Nonsense talk about price signalling. You have got to love the ingenuity of politicians and public officials when they fell under pressure to be seen by the public to be doing something about a problem. They are absolutely ingenious about designing actions that sound like a very good idea yet will prove absolutely useless in actually solving the problem.
Definitely in this category at the moment is the growing resolve to declare illegal any public discussions by banks about the likely future course of their housing loan rates. This the politicians from both sides of the aisle, along with the competition regulator, amounts to the insidious practice of price signalling and goodness, gracious me, a stop should be put to it! That will show all those irritating blighters out in the mortgage belt that we are doing something about those banks.
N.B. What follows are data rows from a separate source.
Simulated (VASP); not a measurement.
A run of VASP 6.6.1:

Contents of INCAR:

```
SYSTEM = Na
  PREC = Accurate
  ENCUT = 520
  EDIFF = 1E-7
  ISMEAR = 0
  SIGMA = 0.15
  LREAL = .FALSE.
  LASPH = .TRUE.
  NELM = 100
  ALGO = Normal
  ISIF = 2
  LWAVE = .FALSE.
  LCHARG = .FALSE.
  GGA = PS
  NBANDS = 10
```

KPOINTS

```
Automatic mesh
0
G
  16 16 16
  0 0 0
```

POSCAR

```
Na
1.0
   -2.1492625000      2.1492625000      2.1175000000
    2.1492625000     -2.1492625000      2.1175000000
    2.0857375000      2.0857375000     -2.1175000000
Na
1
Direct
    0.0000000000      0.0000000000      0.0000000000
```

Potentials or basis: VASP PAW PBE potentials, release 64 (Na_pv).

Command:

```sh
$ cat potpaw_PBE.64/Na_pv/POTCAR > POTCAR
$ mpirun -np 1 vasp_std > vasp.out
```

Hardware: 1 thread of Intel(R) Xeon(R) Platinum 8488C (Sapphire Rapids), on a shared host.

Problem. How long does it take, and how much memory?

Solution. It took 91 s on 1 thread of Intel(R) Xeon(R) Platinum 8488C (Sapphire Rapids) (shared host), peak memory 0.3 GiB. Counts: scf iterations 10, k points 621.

And rest assured that the banks will play their part in this little game of political charades by complaining loudly about the injustice of it all and continue to act like good oligopolists always act and just get on with the business of putting their prices up whenever the competitive forces allow them to do it. The only difference will be that secrecy will replace openness and there will be less warning before one bank increases its rates and, with that very definite signal given, the others follow suit.
First sign not promising. Housing construction is normally at the forefront of Australia’s periods of economic growth and decline so the release of Australian Bureau of Statistics figures this morning showing a 6.6% decline total dwelling approvals in September is a troubling sign that the Reserve Bank may well have acted precipitately with its interest rate rise yesterday.
A sweet turn for the better in Queensland. Maybe even Bob Katter will start smiling a little. Things are looking up again in the sugar industry. Prices have more than doubled since May to a 30-year high with fears of a shortage following a fall in Brazilian production.
Progressives can be ignorant too. Vox pops can provide wonderful insights into public opinion.
(Thanks to Ezra Klein who pinched it from Greg Mankiw’s blog)
Well, fancy that. In politics, some things are universal. One of them is that government inquiries have a way of finding someone else to blame. Or, in the case of the New Delhi administration’s study of that collapsing walkway outside the Commonwealth Games Stadium, no one to blame.